The continuation of the same process which led in municipal law to the adoption of wergild in place of private revenge should be encouraged in relations between nations.28 Certain states which hold their honor lightly may be more chastened by the exaction of exemplary pecuniary damages than by an abasement, however abject.

It will depend upon circumstances whether a mere apology may be considered efficacious to prevent a repetition of an offense.

When Great Britain, in 1874, insisted that Guatemala must pay damages for the assault upon the British Vice Consul at San Jose, the Guatemalan Minister for Foreign Affairs, in his note of August 31, replied: "I regret to have to insist in denying the force of this argument of Lord Derby. My government cannot understand that the injury done by Gonzales to Magee is understood as done to the British nation; and, in granting that it is so, it is surprised to see that your government desires that the honor and dignity of England should be indemnified with money. The question of honor and satisfaction is arranged by the salute to the British flag, stipulated for in Article II of the protocol, as is customary between civilized nations. The honor of these and of their governments cannot be indemnified by money, whatever the sum may be that is offered. National offenses have no price.

"My government, whilst it further considers this point, insists that it owes to yours no indemnity, and with this view, trusts that you will transmit to the proper department the observations contained in this dispatch, in order that, in conformity with the stipulations of the protocol, the negotiations on this point may be opened in a formal manner."29 But when the British representative presented an ultimatum demanding an immediate payment, Guatemala complied.

The inadequacy of an apology which is merely perfunctory is illustrated by the incident which occurred at Lagos, August 18, 1759. British warships violated Portuguese neutrality near the fortress of Lagos, in Algarve, by destroying and capturing the French Squadron which had taken refuge there. The British Government expressed regrets and indicated a willingness to send a special expiatory mission, but refused to punish Admiral Boscawen and resented the intimations of Portugal that the two captured ships should be restored. (Moore's Arbitrations, vol. II, p. 1126-1130.)

DISAVOWAL

Since governments do not act directly, but always through the agency of officials, it sometimes happens that the latter exceed their instructions, in which event their government may avoid a certain measure of responsibility by disavowing their acts and by inflicting an appropriate punishment. The apprehensions and even cowardice of governments sometimes lead them to take advantage of this facility to extricate themselves from embarrassing situations, without a very nice regard for the justice of their action towards an officer who has attempted to fulfil their wishes, but in recent times officials are becoming very careful to confine their acts strictly within the limits of their instructions, so that the responsibility devolves upon their government. The consequence is that a disavowal becomes much more humiliating to a government. Nevertheless, it is sometimes indicated as the only escape from disaster.

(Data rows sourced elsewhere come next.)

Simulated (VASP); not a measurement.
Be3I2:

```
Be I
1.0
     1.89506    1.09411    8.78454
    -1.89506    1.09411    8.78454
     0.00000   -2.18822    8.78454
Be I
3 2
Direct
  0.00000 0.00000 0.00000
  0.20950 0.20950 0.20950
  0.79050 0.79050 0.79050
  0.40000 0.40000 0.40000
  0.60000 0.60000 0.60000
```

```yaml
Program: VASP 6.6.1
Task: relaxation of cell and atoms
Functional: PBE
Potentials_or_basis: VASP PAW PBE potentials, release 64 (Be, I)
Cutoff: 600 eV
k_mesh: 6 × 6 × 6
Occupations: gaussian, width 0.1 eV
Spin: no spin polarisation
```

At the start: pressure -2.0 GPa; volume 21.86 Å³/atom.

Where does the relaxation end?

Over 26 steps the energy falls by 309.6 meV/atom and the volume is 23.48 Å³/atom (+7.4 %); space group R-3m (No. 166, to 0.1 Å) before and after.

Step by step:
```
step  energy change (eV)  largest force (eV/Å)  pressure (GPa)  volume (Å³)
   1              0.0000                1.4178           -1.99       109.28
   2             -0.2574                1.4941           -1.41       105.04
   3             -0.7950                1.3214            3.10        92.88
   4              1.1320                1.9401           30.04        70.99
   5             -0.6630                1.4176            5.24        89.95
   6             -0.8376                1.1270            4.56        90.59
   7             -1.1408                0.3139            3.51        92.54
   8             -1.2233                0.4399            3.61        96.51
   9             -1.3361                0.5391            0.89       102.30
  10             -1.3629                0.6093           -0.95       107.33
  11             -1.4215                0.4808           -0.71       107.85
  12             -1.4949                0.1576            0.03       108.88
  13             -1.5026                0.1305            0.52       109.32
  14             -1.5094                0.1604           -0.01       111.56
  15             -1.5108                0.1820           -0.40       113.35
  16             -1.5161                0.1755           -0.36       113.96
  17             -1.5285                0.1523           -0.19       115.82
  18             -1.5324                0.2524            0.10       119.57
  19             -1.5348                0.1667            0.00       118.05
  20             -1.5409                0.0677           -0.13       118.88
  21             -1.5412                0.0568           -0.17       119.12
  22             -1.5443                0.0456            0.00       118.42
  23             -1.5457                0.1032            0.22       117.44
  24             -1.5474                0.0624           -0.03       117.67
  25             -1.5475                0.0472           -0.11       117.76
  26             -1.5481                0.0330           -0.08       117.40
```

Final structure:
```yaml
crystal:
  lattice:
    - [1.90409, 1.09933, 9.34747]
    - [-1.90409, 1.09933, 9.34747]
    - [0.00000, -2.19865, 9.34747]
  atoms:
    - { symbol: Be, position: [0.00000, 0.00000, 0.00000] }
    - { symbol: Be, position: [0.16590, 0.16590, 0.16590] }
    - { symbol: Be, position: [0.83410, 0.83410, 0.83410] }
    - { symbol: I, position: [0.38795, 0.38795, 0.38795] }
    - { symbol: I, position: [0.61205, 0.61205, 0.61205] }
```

In the preceding pages we have already referred to several instances in which the acts of officials were disavowed by their governments: namely in the case of the Florida's violation of Brazilian neutrality and in the matter of the offensive statements which had appeared in the Moniteur.


§ 4. INDEMNITY


When the unjustifiable act of a state or the nationals for which it is responsible has injured the material interest of another state, international justice and the maintenance of international peace require that the loss should be made good. The amount recovered for this purpose is generally called an indemnity.30

Indemnity covers reparation: that is, the replacing of the injured state in the situation in which it stood before, as when by the articles of Part VIII of the Treaty of Versailles, Germany was required, in as far as her resources would allow, to make provision for the payment of the cost of repelling the unjustifiable attack, including the war losses of the residents of the territory unjustly invaded.

"Compensation" means the making good of the other losses which are not covered by restitution and the restoration of the property to its condition before the war. Such other losses would include that resulting from the deprivation of the use of the property, and the cessation of profit.30a

In how far the payment of indirect damages resulting from an international offence may be placed upon the state that has caused the loss is a matter upon which no agreement has been reached.

In a controversy which is not pushed to the ultimate decision of force, the compromise solution which generally settles it does not ordinarily give much consideration to the more indirect or remote consequences of the injurious act. This is equally true when the matter is referred to arbitration, for the arbitrators are bound reasonably to interpret and follow the delegation of authority with which the arbitrating governments covenanted to clothe them.

Thus in the matter of the Alabama claims, the American claims for indirect losses were not allowed.31 But if war, instead of arbitration, had settled the controversy, there would have been no legal objection to the collection of the indirect losses, provided that the result of the recourse to arms had been sufficiently favorable to the United States.32 In principle, however, the innocent state that has suffered injury through the fault of another has a right to be saved whole from the harmful consequences of that fault.33


§ 5. SECURITY


Redress would be indeed incomplete if there were no guarantee against the repetition of the offense which caused the unjustifiable injury. It is of importance to the injured state, and to the

Society of states, that such reasonable conditions be exacted as will provide security against the commission of another similar offense.34

"For," as Vattel truly says, "a state which has received an injury has the right to provide for its future security by depriving the offender of the means of doing harm." (Bk. Ill, ch. Ill, 45, Carnegie Translation, p. 250.)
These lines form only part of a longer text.